She came with all the bells & whistles. There were so many gadgets it made my heart sing. We do love our gadgets here at the Farming McAfee's. She had a moonroof, a DVD system built into the back, a 6-disc CD changer, heated seats, leather, 3rd row seating & all time, all wheel drive (which meant I could go just about anywhere!) just to name a few...
But ya know how sometimes when you love something, you know that it's bad for you to be together? When staying together is becoming detrimental to you both? That the best thing for the one you love is to let it go?! That's what has happened... Tear...

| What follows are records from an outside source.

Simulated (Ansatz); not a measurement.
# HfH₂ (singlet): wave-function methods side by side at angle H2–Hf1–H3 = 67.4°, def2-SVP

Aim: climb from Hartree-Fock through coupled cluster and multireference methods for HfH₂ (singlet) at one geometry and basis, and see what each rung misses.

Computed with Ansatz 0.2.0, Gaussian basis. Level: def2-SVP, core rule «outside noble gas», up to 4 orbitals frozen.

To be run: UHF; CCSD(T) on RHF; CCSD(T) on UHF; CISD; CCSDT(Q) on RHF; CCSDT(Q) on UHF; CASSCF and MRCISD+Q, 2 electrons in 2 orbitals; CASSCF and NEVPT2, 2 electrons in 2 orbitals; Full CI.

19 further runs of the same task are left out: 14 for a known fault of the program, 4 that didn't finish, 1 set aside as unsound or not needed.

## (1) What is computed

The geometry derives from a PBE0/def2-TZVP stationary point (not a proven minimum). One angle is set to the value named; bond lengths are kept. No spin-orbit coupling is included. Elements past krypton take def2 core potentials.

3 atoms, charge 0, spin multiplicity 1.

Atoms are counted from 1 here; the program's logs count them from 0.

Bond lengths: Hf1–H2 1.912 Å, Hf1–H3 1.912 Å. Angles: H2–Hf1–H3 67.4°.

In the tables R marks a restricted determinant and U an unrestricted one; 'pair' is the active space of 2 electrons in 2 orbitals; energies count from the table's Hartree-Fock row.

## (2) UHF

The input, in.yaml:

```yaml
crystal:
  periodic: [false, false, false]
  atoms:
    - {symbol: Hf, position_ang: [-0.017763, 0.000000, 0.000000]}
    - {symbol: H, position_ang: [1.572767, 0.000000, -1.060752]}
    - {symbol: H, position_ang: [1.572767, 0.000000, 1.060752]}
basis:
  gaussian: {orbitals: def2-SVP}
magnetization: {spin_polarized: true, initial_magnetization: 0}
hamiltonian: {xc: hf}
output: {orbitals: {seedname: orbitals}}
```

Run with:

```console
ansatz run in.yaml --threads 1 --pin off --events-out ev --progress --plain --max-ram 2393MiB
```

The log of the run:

We bought B-rad's humungo truck a year & a half ago. It could pull a house over if he wanted it too so we had the 'pulling' stuff thing covered. Plus he enjoyed driving it so we used that for our 'non-family' car. The Explorer also had an addiction to gasoline. She couldn't help it. She needed it. She craved it. She only got 14 mpg when I drove to work & back (that's due in part to the fact that she used all 4 wheels to pull us around all.the.time. Plus that made her ride a little rough-not smooth like a car.) And on a good day, I'd get 18 mpg when I drove all over the tri-state area for official jewelry business. And really, lets be honest...none of us are getting any younger. She was 8 years old. She had 105,000 miles on her. She had started having some transmission or engine 'things' that I noticed from driving her everyday. They were sporadic problems so when I took her to the doctor they couldn't duplicate the problem. She has been good to us. Really-she was a good car. She only broke down on me one time (& boy was I pissed at her for that!)
So we'd been researching new vehicles on-line. (Have I mentioned I heart the internet?) I knew I'd still want an suv, but not such a big one-a 'cross-over' SUV. I didn't want to go back to a car. I like to be elevated a bit. Plus I wanted enough room to haul all my jewelry supplies (if I ever have a show again...) I really liked the looks of the Ford Edge, but since I'm spoiled & needed (wanted) all my gadgets, they were going to be pricey. Plus the fuel mileage wasn't that much better than what the Explorer had. But I'm always worried about money. Can we afford it? Do I want 2 car payments? B-rad also told me that I deserved a new car because I had worked so hard with the jewelry (obviously he was speaking about last year... sigh...).
We researched Kia's, Toyota's (dad's #1 vote...), Honda's, Fords, any company that manufactured cross-over suv's. Then one day, I thought, "Hhhhmmmm, I wonder what Chevy has?" Then I found the Equinox. Very tough looking, but more reasonably priced for all the gadgets & mpg I wanted. Now-I'm not 'loyal' to any car company. I won't buy a Ford just because it's a Ford. I will buy what I think looks good & pretty. Period.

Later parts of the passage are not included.